Adrian, 42, and Bernadette, 39, planned to rescue Monika from a potential life of poverty and transplant her to suburban Berkshire, where they already have one legally adopted Romanian daughter, Grace. The dream dissolved when guards on the frontier with Hungary discovered Monika hidden in a box in the Mooney's car.

The Mooneys face up to five years in prison, although their lawyers believe a fine and suspended sentence are more likely. As for Monika, she has been placed in an orphanage, from where she has little chance of being adopted. Prejudice in Romania against gypsies is notoriously strong. As the trial restarts, Romanian students in Bucharest have vowed to chain themselves to railway tracks - not out of sympathy with the Mooneys, but in a desperate-sounding attempt to draw attention to what they insist are appalling educational conditions.

Across the border in former Yugoslavia, the United Nations war crimes prosecutor, Richard Goldstone, is completing an investigation on serious human rights abuses. On Tuesday the findings will be announced.

He is likely to face stiff questions about whether the UN is making a serious effort to pursue those responsible for killing an estimated 200,000 civilians in the two-year war in Bosnia, plus tens of thousands more in Croatia, in its desperation to reach a peace settlement with the warring parties.

As the Serbs celebrate the UN decision to allow the reopening of Belgrade airport to international traffic - the first sign of the lifting of sanctions on rump Yugoslavia - their southern neighbours in the Former Yugoslav Republic of Macedonia on Sunday go to the polls in presidential and parliamentary elections.

The President, Kiro Gligorov, a wily septuagenarian political survivor, who has been in most Yugoslav cabinets since the 1940s, is expected to remain head of state with a comfortable majority. This result would be a reward for having kept his impoverished, ethnically mixed state of 2 million Slavs and Albanians out of the wars raging elsewhere in former Yugoslavia.
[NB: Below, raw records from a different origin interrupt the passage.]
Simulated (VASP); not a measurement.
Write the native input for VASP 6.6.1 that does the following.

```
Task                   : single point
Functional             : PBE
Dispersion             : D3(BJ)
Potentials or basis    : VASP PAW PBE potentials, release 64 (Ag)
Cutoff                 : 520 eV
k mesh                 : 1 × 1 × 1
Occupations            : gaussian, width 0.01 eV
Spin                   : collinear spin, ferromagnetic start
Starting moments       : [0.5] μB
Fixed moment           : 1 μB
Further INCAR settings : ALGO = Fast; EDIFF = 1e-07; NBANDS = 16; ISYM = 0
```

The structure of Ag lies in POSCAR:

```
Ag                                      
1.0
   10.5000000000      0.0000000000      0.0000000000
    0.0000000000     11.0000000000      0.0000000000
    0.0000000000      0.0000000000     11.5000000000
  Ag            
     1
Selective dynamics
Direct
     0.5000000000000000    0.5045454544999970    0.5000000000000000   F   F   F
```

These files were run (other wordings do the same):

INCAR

Finns also go to the polls on Sunday, in a referendum on membership of the European Union. The result may have a knock-on effect on voters' opinions in two other Nordic states, Sweden and Norway, where referendums on membership of the EU are to take place this autumn. The latest opinion polls show a big majority of Finns favour joining the EU.

Two troubled leaders will have a chance to discuss their ungrateful respective electorates on Friday, when Italy's embattled Prime Minister, Silvio Berlusconi, flies to Moscow to meet the Russian President, Boris Yeltsin - the latter is under fire from opposition deputies for alleged extravagant drinking binges.